The wet processing of iron ore involves washing and beneficiation of iron ore fines and lumps. Moisture remains in the processed iron ore to an extent of 3-4% in lumps (size 10 mm to 40 mm) and 7-8% in fines (size 0.15 mm to 10 mm) and increases to 12-15% in rainy seasons. The processed ore is transferred via conveyors and stored as stockpiles in bunkers or in a few cases it passes through a temporary storage unit called surge piles (Figure 1) before being stored in bunkers (Figure 2). From the bunkers, the ore is conveyed to the dispatch section and loaded onto railway wagons, and transported out.
High moisture content is an opportunity lost to load more ore per wagon due to underloading. In addition, over-freight charges may be imposed in case the load exceeds because of high moisture content. High moisture content also causes problems in the unloading of iron ore at the unloading stations due to reduced flowability. Few attempts to reduce moisture, such as the use of dispersants, stacking of ore for drainage and drying, and use of hot air blowers, were made in the past to reduce the moisture content in the dispatched ore. However, these approaches did not yield promising results.

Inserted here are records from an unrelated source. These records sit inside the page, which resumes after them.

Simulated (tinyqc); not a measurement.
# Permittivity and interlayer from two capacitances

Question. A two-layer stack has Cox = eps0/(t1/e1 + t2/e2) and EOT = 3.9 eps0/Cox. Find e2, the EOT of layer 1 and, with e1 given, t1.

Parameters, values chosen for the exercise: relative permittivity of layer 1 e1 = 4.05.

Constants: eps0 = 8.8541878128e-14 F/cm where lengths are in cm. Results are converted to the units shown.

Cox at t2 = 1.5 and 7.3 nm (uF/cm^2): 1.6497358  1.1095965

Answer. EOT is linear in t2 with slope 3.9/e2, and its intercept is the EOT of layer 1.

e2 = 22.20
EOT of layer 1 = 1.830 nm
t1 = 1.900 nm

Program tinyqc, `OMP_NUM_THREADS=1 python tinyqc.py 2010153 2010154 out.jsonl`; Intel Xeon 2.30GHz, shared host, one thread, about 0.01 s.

Approximately 18 million tons/year of iron ore undergoes wet processing. The reduction of moisture content in the ores will result in significant savings. Therefore, a solution is required for reducing the moisture in the dispatched iron ores so that we can avoid instances of underloading (to reduce the penalty to the customers) or overloading (to reduce the penalty to Indian railways) of railway wagons as well as achieve improved flowability of iron ores. The proposed solution should be cost-effective and should enable a reduction in moisture content either during the storage of materials or at the point of dispatch.